A summer of melancholy and happiness

Call Me By Your Name
© Sony Pictures

"Call Me By Your Name" is the cinema adaptation of André Aciman's bestseller. The film is an emotionally stirring yet subtle story of a first great gay love

Cinema release of "Call Me By Your Name": 1 March 2018

This rural place in the north of Italy seems like a dreamy paradise, detached from the world. An old villa surrounded by a garden lined with magnificent peach trees, where time has come to a standstill. People sit outside at brunch, bathe in the historic pool, chat, read, play the piano. And you "just wait until the summer is over", says Elio (Thimotée Chalamet).

Oliver - not entirely dissimilar in stature to the Greek heroes

The 17-year-old is spending the holiday months here with his parents at the Perlman family estate. And as in previous years, his father, an archaeologist, once again has a PhD student as a guest. This summer, the American Oliver (Armie Hammer) is to help him sort slides of ancient statues and archive papers. The fact that Oliver is not entirely dissimilar in stature to the Greek heroes may be a coincidence.

The Perlman family is sophisticated, upper-class and at the same time free-spirited. They parley in a variety of languages, and are both gourmet and cosmopolitan. Director Luca Guadagnino stages this sun-drenched upper-class idyll at an unusually leisurely pace and with exquisitely sensual images. He carefully feels his way towards the slowly but inexorably developing love romance between Elio and Olive.

Call Me By Your Name
© Sony Pictures

At the beginning, however, Elio finds the somewhat overconfident, always charming and articulate student more of an annoyance. When Oliver offers to massage his neck, he vigorously rejects his touch, but is nevertheless fascinated by him without being able to interpret this attraction. In any case, both are very keen to be seen flirting with girls and women. In particular, when an older gay couple comes to visit, Elio demonstratively smooches his French girlfriend.

Uncertainties and conflicting feelings

The erotic tension between Elio and Oliver is almost palpable for the viewer, and not just because the two are seen everywhere with their upper bodies bare and dressed only in boxer shorts. And yet it is ultimately the much less experienced Elio who takes matters into his own hands, overcomes all his insecurities and conflicting feelings - and conquers Oliver, who is seven years his senior.

Call Me By Your Name
Official film poster © Sony Pictures

"Call Me By Your Name" is an unusual queer film in many respects. In its way, it seems to have fallen out of time. Only gradually can the plot be assigned to the early 80s through a few details - kitschy, dramatic Italo pop hits, Walkmans instead of iPods and slide projectors instead of video projectors. The fact that the gay old master James Ivory, the now 90-year-old creator of film classics such as "Maurice" and "Room with a View", worked on the screenplay and produced the film is also evident in the sensual staging and opulent set design.

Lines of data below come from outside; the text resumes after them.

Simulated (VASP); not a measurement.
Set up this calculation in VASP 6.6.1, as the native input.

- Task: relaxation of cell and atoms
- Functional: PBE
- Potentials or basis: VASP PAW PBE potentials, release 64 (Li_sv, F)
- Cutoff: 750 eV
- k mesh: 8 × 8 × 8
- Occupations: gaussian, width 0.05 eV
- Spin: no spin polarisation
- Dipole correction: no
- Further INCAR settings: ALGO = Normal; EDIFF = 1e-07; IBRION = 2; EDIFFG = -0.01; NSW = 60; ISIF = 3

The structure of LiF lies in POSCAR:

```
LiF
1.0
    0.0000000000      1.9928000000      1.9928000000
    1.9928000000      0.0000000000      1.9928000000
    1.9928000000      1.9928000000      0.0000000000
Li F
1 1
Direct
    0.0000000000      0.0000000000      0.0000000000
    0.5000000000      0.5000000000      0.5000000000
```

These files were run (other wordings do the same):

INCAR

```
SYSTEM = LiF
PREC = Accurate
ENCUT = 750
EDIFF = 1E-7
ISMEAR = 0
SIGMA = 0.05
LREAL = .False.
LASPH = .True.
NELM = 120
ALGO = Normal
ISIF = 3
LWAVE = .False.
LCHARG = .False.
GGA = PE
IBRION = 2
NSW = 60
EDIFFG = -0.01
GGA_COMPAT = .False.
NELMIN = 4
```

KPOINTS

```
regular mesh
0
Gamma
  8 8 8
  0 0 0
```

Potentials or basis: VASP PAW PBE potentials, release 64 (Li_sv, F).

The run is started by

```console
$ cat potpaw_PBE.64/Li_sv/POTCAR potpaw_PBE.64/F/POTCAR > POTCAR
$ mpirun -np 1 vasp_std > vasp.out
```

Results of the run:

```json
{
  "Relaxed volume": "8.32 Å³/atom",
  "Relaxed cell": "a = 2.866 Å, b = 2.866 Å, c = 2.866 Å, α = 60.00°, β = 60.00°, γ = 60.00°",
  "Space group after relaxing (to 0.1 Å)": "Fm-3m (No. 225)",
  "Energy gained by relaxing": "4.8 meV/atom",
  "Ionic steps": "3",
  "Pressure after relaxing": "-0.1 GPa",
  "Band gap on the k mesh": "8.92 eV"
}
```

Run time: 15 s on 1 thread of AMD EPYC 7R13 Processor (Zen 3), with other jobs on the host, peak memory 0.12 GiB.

The love that develops, or rather explodes, between Oliver and Elio remains largely hidden, but it also becomes clear that neither of them should expect any repression from society or their families. In Guadagnino's film based on the 2007 bestseller of the same name by US author André Aciman (published in German under the title "Nenn mich bei meinen Namen"), male relationships may not be commonplace, but they are hardly worth mentioning.

Probably the most unusual masturbation scene in film history...

This may seem a little unworldly, but it allows Guadagnino to focus entirely on what drives Oliver and, above all, Elio. They try to find their own place in the world, their desire and longing, their curiosity in discovering the other's body and sexuality - and not least their feelings for each other and the contradictions associated with them. Elio's shame about his uninhibited sexual desire, for example, culminates in what is probably the most unusual masturbation scene in film history: the wet and cheerful abuse of an overripe peach.

Anyone who is able to get involved in this light-footed and melancholy emotional drama will inevitably be drawn into one of the most beguiling love stories of recent years and will rediscover themselves in many situations on this emotional journey of discovery.

Call Me By Your Name
© Sony Pictures

Armie Hammer (who seems a little too old for the role of Oliver) and newcomer Thimotée Chalamet (who was rightly rewarded with an Oscar nomination) succeed in embodying their emotional turmoil, all the hesitation, insecurities and emotional exuberance in an absolutely believable, haunting and completely kitsch-free way.

Call Me By Your Name: Pain follows the farewell

The intoxication of emotions ends here with summer. The pain follows the parting, and this heartbreak, like so much in this film, hardly needs words. Body language, looks, gestures and atmospheric images are enough to empathise with what it means not to be able to live the first really great love.

What follows is the only explanatory monologue in this film that will leave no gay viewer untouched. Elio's father (Michael Stuhlbarg) tries to comfort his son in his parting pain. He does so at eye level and in a way that every gay man could only wish for from his parents. His little speech has nothing of a meaningless "it'll be alright" advice, is neither admonishing nor does it show alienation, quite the opposite. He not only recognises the special nature of this friendship, but sees it as a gift. To have experienced something quite extraordinary with another person that many people are denied for an entire lifetime.

"Call Me By Your Name". Directed by Luca Guadagnino. With Thimothée Chalamet, Armie Hammer, Esther Garel, Michael Stuhlbarg and others. Italy/France/USA 2017, 133 minutes, cinema release 1 March

Trailer for the film: https://www.youtube.com/watch?v=sBVbtKqn61w

André Aciman's novel has also been published in a new paperback edition to coincide with the cinema release: "Call Me by Your Name" (dtv, 228 pages, 10.90 Euro)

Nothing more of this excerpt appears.